How are Don Don Donki stores in Singapore different to that in their country of origin, Japan? Let’s check out exploring this Mega Donki here in the heart of the Osaka Dōtonbori district. This Don Quijote in Dōtonbori is not the largest in Japan, but one of the most iconic. Namely because of a huge Ferris wheel which sit in the entire facade of the building. It is in fact taller than the building itself.
You could remember Don Don Donki as the Japanese value retailer which took Singapore by storm a couple of years ago. Starting with their first branch at Orchard Central which we check out in 2017, and their following rapid expansion with branches in 100am and City square mall. This outlet in Japan is not too different.
Ebisu Tower ferris wheel
Moreover, located along the Dōtonbori canal in the buzzing shopping district in Osaka city. This Mega Don Quijote Dōtonbori here is unlike your typical Penguin mega store. Here, it sits outside the mall is a rather special looking Ferris wheel attraction.
Called the Ebisu Tower ferris wheel, the ride is a unique one, with a non-conventional shape. It is not even circular, but rather comprises of a vertical tower with semi-circular capped ends. At night, the capsules are individually lit with circular rings. The ride opens till late from 11am to 11pm daily.
Additionally, a giant cartoon mural of the deity of commerce, Ebisu is pictured with the Don Pen. The penguin is Don Quixote mascot, also immortalised on the Ferris wheel. Also, notably, Ebisu is synonymous to the Chinese God of fortune. His role here is possibly to act as a mural to bring in business.
Furthermore, entry to the ride attraction is located on the mall’s third floor. You will have to make your way up stairs or escalators past the rows of cramped and overly packed aisles and shelves full of quick retail merchandise.
Moreover, in pure Japanese fashion, you buy your ride tickets using the vending machines at the ride entrance. 600 yen per person. You pass these to the staff at the end of the queue line to board your ride.
Self righting rotating capsules
Additionally, the Ferris wheel has a unique loading system. You enter the capsule on the opposite inside end of the wheel facing inwards. After loading and ride lap bars in place, the entire capsule will rotate 180 degrees to face you outside the building. Moreover, the capsules are shielded by clear acrylic bubble sphere, protecting you from the weather.
Interestingly, given the odd shape of the wheel, the capsules employs and active motor balancing system. This rotates the capsules automatically as you approach the curved portions of the wheel, keeping the capsules right side up. This is unlike traditional gravity weighted gondolas. You can hear the motors continuously making adjustments as you roll over the curves.

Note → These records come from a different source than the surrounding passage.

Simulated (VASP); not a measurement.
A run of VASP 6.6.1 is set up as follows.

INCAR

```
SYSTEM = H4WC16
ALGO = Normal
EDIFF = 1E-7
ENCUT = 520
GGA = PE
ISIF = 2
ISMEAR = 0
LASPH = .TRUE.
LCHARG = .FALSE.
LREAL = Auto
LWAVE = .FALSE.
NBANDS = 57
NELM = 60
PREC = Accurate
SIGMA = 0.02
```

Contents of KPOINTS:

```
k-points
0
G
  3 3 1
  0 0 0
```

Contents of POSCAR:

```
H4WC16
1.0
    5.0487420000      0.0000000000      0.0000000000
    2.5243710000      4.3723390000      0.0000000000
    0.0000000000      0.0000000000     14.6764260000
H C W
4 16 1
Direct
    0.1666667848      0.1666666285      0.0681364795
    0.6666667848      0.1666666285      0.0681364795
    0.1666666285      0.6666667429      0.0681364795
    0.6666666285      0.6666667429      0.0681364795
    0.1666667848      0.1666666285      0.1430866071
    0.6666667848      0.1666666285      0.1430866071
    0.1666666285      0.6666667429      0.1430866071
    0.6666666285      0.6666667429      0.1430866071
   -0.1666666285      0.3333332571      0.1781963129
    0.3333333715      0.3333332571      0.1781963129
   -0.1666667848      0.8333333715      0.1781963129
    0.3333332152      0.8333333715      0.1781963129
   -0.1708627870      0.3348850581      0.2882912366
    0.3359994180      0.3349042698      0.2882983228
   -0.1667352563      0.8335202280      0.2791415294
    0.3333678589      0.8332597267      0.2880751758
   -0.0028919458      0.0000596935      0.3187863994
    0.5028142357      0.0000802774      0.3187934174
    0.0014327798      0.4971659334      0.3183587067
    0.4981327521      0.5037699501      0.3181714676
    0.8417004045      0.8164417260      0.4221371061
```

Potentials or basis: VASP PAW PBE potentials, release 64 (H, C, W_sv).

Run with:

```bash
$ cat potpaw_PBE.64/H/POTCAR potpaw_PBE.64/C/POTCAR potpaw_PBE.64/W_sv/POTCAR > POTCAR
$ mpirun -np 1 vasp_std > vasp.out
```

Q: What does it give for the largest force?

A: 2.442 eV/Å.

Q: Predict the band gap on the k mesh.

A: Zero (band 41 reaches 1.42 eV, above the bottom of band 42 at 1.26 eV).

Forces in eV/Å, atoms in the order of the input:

At the top of the 77 meters tall tower, the views at the top are just alright, but not breath-taking, just rows and rows of ended shops which makes up the dense Dōtonbori districts. A ride takes about a quick 15 minutes holds 32 gondolas. About a third the time taken for large observation wheels, like the Singapore Flyer for instance.
In typical Japanese fashion, the mall is cramped and spans multiple floors. Walkway are narrow with shelves packed to the brim with goods of the trade. Also, here you can find pretty much under the sun. From food stuff, fresh produce to hardware, clothing, toys, computers and souvenirs. You can also find rows of liquor, sake and Grand Seikos watches on sale too!
Moreover, the mall also does follow a rather unconventional layout, with a central stairwell serving most of the floors. You can pay at the checkout counters on any floor. However it is advised to avoid the ones of the ground floor as they are always packed with long queues of tourists.
Interesting finds not in Singapore
Addition interesting finds not available in Singapore are rows of tobacco openly displayed products and accessories, as well as Airsoft hobby guns and hunting gear. Also, some of these are notably contraband goods in Singapore which are legal here in Japan. Also, there are also huge sections dedicated to car accessories.
You can also find selections of rare Kit-kat flavors which is notably also available in Singapore too. Moreover, the upper floors involves a maze network of escalators and staircases.
Moreover, these always randomly pop-up in a corner of the upper floors. Tad like an after-thought in the building design. These upper floors usually stock non-food items such as hardware or travel goods. The upper floors are also notably quieter with lower pedestrian traffic.
For the record, Don Don Donki, the name we know of in Singapore is known as Don Quijote in Japan and is actually the actual name of the establishment. They did not use the name in Singapore due to trademark issues.
All in all, the shopping experience here in Don Quijote Dōtonbori Osaka is not too far off from that in Singapore. I can say, the experience in Singapore is as authentic as it can get, say less the variety of certain goods.